Ray Gosling appeared on the BBC East Midlands programme Inside Out last night and confessed that he had smothered to death an unnamed partner who was dying of AIDS.

According to The Times, a police spokesman said: “We were not aware of Mr Gosling’s comments until the BBC Inside Out programme was shown.

“We are now liaising with the BBC and will investigate the matter.”

Mr Gosling, 70, did not name his former partner or reveal when the mercy killing took place.

He said on the programme: “I killed someone once… He’d been my lover and he got AIDS.”

“I picked up the pillow and smothered him until he was dead… I have no regrets. I did the right thing.”

“I said to the doctor: ‘Leave me… just for a bit,’ and he went away… The doctor came back and I said: ‘He’s gone.’ Nothing more was ever said. ”

Speaking to BBC Radio 4’s Today programme this morning, Mr Gosling claimed the doctor had hinted that he should end his partner’s life.

He said: “There was this moment and the doctor said to me something like: ‘I will pop out and have a fag now’ or ‘go to the canteen’ or ‘go to another ward – and will you still be here when I get back, Ray?’ And I said, ‘Yes’.

“It was an invitation. Why do doctors leave extra morphine? ‘It’s in the drawer, if you need it’… Doctors are doing this every day.”

He said he was not interested in being a campaigner for assisted death rights, unlike figures such as Terry Pratchett and Martin Amis.

Mr Gosling said on the Inside Out programme last night that he and partner had “an agreement” about what should happen if nothing more could be done.

Today, he said: “Sometimes doctors do it on their own. Sometimes people do it on their own. If it happens to a lover, a friend of yours, a husband or wife, I hope it doesn’t but it does, and you have to be brave and say, in Nottingham language, bugger the law.”

He added that he admitted the killing because other people on the programme had revealed secrets.
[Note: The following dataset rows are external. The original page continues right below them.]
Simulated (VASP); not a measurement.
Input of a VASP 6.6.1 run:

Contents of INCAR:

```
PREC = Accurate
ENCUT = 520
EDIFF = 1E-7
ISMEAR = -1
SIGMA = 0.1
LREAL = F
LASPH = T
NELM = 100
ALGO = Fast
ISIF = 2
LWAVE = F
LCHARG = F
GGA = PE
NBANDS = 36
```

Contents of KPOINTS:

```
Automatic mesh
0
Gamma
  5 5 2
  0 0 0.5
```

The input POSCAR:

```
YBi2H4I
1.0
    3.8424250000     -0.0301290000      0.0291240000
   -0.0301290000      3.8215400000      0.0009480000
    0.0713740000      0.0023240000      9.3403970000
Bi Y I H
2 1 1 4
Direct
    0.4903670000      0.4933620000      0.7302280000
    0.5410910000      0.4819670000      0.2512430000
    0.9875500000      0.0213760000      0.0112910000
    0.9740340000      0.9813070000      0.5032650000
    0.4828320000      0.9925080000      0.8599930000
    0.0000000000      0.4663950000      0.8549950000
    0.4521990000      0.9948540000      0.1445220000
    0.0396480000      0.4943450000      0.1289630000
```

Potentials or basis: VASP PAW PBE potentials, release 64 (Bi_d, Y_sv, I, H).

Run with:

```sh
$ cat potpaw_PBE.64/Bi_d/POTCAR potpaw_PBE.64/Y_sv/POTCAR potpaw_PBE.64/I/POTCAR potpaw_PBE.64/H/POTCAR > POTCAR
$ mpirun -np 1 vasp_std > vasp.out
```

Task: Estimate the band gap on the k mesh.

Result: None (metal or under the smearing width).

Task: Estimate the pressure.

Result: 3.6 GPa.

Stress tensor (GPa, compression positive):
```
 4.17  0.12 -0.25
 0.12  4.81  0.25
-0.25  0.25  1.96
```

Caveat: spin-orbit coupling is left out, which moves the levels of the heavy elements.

He said: “I know that if there is a heaven he will be looking down and he will be proud of me. I don’t do worries. I did what I did from my heart. In my country, for my people, in my way. They expect that from me. I would have felt a traitor if I hadn’t.”

The police have not yet contacted the BBC, although a BBC spokeswoman said the corporation would cooperate fully with any investigation.

Aiding or abetting another person’s death is illegal in England and Wales under the 1961 Suicide Act.

Those convicted can face up to 14 years in jail.